Re: [PATCH 1/3] memblock: define functions to set the usable memory range

2022-01-13 Thread Frank van der Linden
On Fri, Jan 14, 2022 at 12:10:46AM +, Frank van der Linden wrote:
> Thanks for discussing this further! I tried the above change, although
> I wrapped it in an if (cap_mem_size != 0), so that a normal kernel
> doesn't get its entire memory marked as reserved.

Just to clarify: I had to do that because the code is slightly different
on 5.15, where I tried it. It wasn't a bug in the proposed patch.
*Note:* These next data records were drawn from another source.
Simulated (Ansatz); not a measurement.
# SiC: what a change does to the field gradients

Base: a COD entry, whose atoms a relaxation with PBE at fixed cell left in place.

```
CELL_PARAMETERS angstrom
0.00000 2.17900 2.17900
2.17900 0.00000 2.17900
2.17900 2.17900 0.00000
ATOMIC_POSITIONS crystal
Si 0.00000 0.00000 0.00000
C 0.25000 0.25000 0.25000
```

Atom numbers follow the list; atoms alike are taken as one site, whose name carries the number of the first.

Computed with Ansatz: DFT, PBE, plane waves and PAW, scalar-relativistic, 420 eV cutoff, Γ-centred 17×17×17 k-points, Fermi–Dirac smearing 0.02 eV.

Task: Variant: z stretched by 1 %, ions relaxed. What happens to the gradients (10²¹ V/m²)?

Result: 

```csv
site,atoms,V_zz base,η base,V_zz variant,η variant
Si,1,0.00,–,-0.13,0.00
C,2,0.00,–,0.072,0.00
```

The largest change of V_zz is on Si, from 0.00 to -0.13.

Anyway, will try 5.17-rc tomorrow, I'll let you know, thanks again.

- Frank

___
kexec mailing list
kexec@lists.infradead.org
http://lists.infradead.org/mailman/listinfo/kexec


Re: [PATCH 1/3] memblock: define functions to set the usable memory range

2022-01-13 Thread Frank van der Linden
On Thu, Jan 13, 2022 at 07:33:11PM +0200, Mike Rapoport wrote:
> On Tue, Jan 11, 2022 at 08:44:41PM +, Frank van der Linden wrote:
> > On Tue, Jan 11, 2022 at 12:31:58PM +0200, Mike Rapoport wrote:
> > > > --- a/include/linux/memblock.h
> > > > +++ b/include/linux/memblock.h
> > > > @@ -481,6 +481,8 @@ phys_addr_t memblock_reserved_size(void);
> > > >  phys_addr_t memblock_start_of_DRAM(void);
> > > >  phys_addr_t memblock_end_of_DRAM(void);
> > > >  void memblock_enforce_memory_limit(phys_addr_t memory_limit);
> > > > +void memblock_set_usable_range(phys_addr_t base, phys_addr_t size);
> > > > +void memblock_enforce_usable_range(void);
> > > >  void memblock_cap_memory_range(phys_addr_t base, phys_addr_t size);
> > > >  void memblock_mem_limit_remove_map(phys_addr_t limit);
> > >
> > > We already have 3 very similar interfaces that deal with memory capping.
> > > Now you suggest to add fourth that will "generically" solve a single use
> > > case of DT, EFI and kdump interaction on arm64.
> > >
> > > Looks like a workaround for a fundamental issue of incompatibility between
> > > DT and EFI wrt memory registration.
> >
> > Yep, I figured this would be the main argument against this - arm64
> > already added several other more-or-less special cased interfaces over
> > time.
> >
> > I'm more than happy to solve this in a different way.
> >
> > What would you suggest:
> >
> > 1) Try to merge the similar interfaces in to one.
> > 2) Just deal with it at a lower (arm64) level?
> > 3) Some other way?
> 
> We've discussed this with Ard on IRC, and our conclusion was that on arm64
> kdump kernel should have memblock.memory exactly the same as the normal
> kernel. Then, the memory outside usable-memory-range should be reserved so
> that kdump kernel won't step over it.
> 
> With that, simple (untested) patch below could be what we need:
> 
> diff --git a/drivers/of/fdt.c b/drivers/of/fdt.c
> index bdca35284ceb..371418dffaf1 100644
> --- a/drivers/of/fdt.c
> +++ b/drivers/of/fdt.c
> @@ -1275,7 +1275,8 @@ void __init early_init_dt_scan_nodes(void)
> of_scan_flat_dt(early_init_dt_scan_memory, NULL);
> 
> /* Handle linux,usable-memory-range property */
> -   memblock_cap_memory_range(cap_mem_addr, cap_mem_size);
> +   memblock_reserve(0, cap_mem_addr);
> +   memblock_reserve(cap_mem_addr + cap_mem_size, PHYS_ADDR_MAX);
>  }
> 
>  bool __init early_init_dt_scan(void *params)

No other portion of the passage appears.